KANSAS CITY (AP) - A federal prosecutor won't present evidence at a sex trafficking trial that one of the defendants tried to hire a hit man to kill her.
Assistant U.S. Attorney Cynthia Cordes claimed in January that Bradley Cook, 33, of St. Louis, tried to hire someone to kill her and the alleged sex trafficking victim while he was in federal custody in Leavenworth, Kan.
A federal judge ruled Wednesday that evidence of the plot against Cordes could not be presented at trial unless the prosecutor removed herself from the case. However, the alleged plot against the victim can still be brought up at trial, U.S. Magistrate Robert Larsen said.
Cook is one of five men charged late last year with conspiracy to commit sex trafficking by force, fraud or coercion. The charges involve a woman who said she moved into the rural Lebanon, Mo., trailer, of defendant Edward Bagley in 2002, when she was a teenager, and forced to be his sex slave.
Two of the defendants, Dennis Henry, of Wheatland, and James Noel, of Springfield, have pleaded guilty to the conspiracy charge and face maximum prison sentences of five years and a $250,000 fine. Bagley, Cook and Michael Stokes, of Lebanon, have pleaded not guilty.
Prosecutors claim Ed Bagley gave a girl, whom they have described as mentally deficient, marijuana and ecstasy and sexually abused her while she was a minor.
Prosecutors also said when the woman turned 18, Bagley started to sexually torture her and persuaded her to sign a "sex slave contract." He tattooed her with a bar code on her neck, a tribal mark on her back with the letter "S" to mark her as a slave and the Chinese symbol for slave on her ankle, prosecutors claim.
The other four men were accused of offering cash, cigarettes, computer hard drives, meat and other items to Bagley so they could be involved in torture sessions and sex acts with the woman. Henry and Stokes also are accused of paying for Bagley to take the woman to California in 2006 to perform sex acts during a photo shoot.
In January, Cordes said in court documents the government became aware in November 2010 of a plot by Cook to have her and the victim murdered. Additional security measures were put in place to protect Cordes, and Cook was transferred from the Leavenworth detention center to a jail in Bates County, Mo.
The alleged plot came up as part of the prosecutor's argument that Cook is dangerous and should not be released on bail. Cordes claimed in court documents that he knew things about her, including her schedule and where she lived.
Cook's attorney, Carter Collins Law, fired back that Cordes had no proof of a murder-for-hire plot and should not have made the "poisonous" accusation in public documents.

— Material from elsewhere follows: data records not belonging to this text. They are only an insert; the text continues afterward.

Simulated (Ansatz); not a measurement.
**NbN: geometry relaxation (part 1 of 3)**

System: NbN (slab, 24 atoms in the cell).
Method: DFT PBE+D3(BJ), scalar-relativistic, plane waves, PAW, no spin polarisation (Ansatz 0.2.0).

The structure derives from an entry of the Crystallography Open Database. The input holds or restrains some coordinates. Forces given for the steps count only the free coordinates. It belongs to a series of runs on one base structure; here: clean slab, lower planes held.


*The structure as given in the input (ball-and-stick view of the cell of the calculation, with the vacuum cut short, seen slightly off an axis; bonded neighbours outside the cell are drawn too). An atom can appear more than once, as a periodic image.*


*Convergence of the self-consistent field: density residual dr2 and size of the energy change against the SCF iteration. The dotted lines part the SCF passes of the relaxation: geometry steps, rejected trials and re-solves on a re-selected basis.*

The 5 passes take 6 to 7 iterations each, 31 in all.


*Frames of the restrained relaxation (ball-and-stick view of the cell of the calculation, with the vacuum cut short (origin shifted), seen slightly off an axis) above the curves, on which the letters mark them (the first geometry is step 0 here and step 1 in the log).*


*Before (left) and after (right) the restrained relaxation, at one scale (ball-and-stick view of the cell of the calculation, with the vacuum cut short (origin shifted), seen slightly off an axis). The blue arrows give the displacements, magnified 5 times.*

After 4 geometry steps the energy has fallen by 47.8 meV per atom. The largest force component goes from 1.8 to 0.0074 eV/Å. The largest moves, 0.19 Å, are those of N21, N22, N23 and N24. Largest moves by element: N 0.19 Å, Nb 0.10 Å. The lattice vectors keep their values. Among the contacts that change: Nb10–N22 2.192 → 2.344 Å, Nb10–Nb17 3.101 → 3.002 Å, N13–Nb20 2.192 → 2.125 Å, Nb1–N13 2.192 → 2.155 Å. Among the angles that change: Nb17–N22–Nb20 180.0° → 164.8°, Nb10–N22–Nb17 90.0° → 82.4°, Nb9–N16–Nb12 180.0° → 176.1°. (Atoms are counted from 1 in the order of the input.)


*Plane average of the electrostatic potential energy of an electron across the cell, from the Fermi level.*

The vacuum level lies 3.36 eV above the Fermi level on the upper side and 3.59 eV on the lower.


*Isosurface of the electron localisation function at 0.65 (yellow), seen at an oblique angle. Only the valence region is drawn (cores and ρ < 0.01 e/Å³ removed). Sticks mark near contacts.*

On Wednesday, U.S. Magistrate Judge Robert Larsen told Cordes she would have to take herself off the case if she wanted to present evidence a plot against her. Cordes filed a response later in the day saying she would continue to serve as lead counsel and would not present that evidence.
Bagley is scheduled to go to trial in February on charges of conspiracy, using the Internet to entice a minor to engage in illicit sex, enticement to travel for illicit sexual activity, transportation for illicit sexual activity, possessing a firearm in furtherance of a crime of violence, conspiracy to distribute a controlled substance to a person under the age of 21 and being a drug user in possession of firearms and ammunition.
In March, Bagley's wife, Marilyn, was charged with conspiracy, sex trafficking, forced labor trafficking, document servitude and use of an interstate facility to facilitate unlawful activity.
Prior to her arrest, Marilyn Bagley told the Associated Press she was threatened with federal charges if she didn't agree to testify against her husband, but she refused. The U.S. Attorney's Office denied that threat was ever made, and Marilyn Bagley pleaded not guilty.
The U.S. Attorney's Office declined to comment about the case, while Cook's attorney didn't immediately return a call Thursday afternoon seeking comment.